Everything you need to know about the countertop materials that deliver both functionality and style.
Whether you’re remodeling your entire kitchen or just looking to give a kitchen island a facelift, you’re probably on the hunt for kitchen countertop ideas. Compared to the tedious decision-making process for kitchen cabinets, which can mostly be led by aesthetics, the process of choosing a countertop material needs to be led just as much by durability and a realistic understanding of upkeep as it does by appearance. That being said, for larger kitchens the countertops have the potential to define the space, so it’s important to take the visual appeal part seriously too.
With all that in mind, here are some of the very best types of countertops to inspire your kitchen designs, from the most decadent of marbles to the most budget-friendly DIY concrete.
Depending on finishes and what specific wood you’re using, wood countertops can be a major cost saver in a kitchen reno project. Darker woods, like in this Jamie Haller–designed Pasadena ranch house’s custom walnut kitchen, hold a refined midcentury-modern air, look gorgeous with other natural tones, and can be used with wood cabinetry in the same stain for a monochrome look.
A tiled countertop can give a Mediterranean flair to any kitchen, and John Mellencamp’s Montecito property is no exception. Tiled countertops may take some more upkeep than their stone slab counterparts—grout can easily attract dirt and grime—but they’re a wonderful option if you’re looking for something stylish on the lower end of the budget barometer. They’re also a great option if you’re looking to create a unique space. (After all, you can go after whatever pattern or color combo you want with tiles on hand.)
Calacatta Viola Marble
The world of marble is vast, so this will not be the first and last option we’re highlighting, but it is probably one of the most popular kitchen countertop ideas in today’s interior design world. Calacatta is a wonderful countertop material if you’re looking for something that can totally define your space. While it’s certainly high-end, its elegance is hard to match. We love when the material is used as a matching backsplash too, as in this Bunsa Studio kitchen.

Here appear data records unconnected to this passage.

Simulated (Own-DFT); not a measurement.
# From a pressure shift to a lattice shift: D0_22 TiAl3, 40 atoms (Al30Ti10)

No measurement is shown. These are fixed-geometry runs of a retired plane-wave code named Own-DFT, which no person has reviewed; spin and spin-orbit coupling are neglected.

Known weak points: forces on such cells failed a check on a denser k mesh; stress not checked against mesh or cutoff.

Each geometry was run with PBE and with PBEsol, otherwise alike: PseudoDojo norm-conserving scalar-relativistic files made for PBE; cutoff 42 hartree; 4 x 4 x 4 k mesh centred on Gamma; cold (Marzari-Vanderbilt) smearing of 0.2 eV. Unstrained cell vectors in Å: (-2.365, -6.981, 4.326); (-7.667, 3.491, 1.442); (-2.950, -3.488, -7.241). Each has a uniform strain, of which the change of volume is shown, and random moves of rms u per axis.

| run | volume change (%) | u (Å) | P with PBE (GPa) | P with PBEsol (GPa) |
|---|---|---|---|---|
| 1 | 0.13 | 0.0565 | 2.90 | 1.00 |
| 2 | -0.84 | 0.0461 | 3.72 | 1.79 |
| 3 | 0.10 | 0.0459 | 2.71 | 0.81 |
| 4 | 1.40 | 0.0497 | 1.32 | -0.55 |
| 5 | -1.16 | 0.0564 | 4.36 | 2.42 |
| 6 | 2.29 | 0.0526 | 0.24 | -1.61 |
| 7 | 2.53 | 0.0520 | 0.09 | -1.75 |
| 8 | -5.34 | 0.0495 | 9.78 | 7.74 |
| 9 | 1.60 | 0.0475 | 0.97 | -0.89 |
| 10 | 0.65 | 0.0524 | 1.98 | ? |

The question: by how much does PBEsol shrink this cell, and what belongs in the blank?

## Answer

There’s a wide range of black-marble options, but no matter which specific variety you go for, you can count on black marble to add a dramatic flair to your kitchen. If you’re hoping for a moody, metropolitan vibe in your kitchen, like this SoHo loft designed by Studio MBM, black marble is definitely your best bet.
Arabestcato Vagli Marble
For a more neutral but no less stunning marble option, go for Arabestcato Vagli marble. As seen in this Southern California home designed by Huma Sulaiman, the gray veining adds the drama we’d expect from marble, but the colors lend themselves to a space that sticks to black and white tones.
Calacatta Verde Marble
This marble has a green tinge but still feels defined by its white elements. Calcatta Verde marble tends to feature more horizontal veining compared to the cloudlike shapes that tend to define Calcatta Viola marble, making it a particularly good option for a galley kitchen, like in this Maddux Creative–designed London home, or for any space in which you’re looking to accent length.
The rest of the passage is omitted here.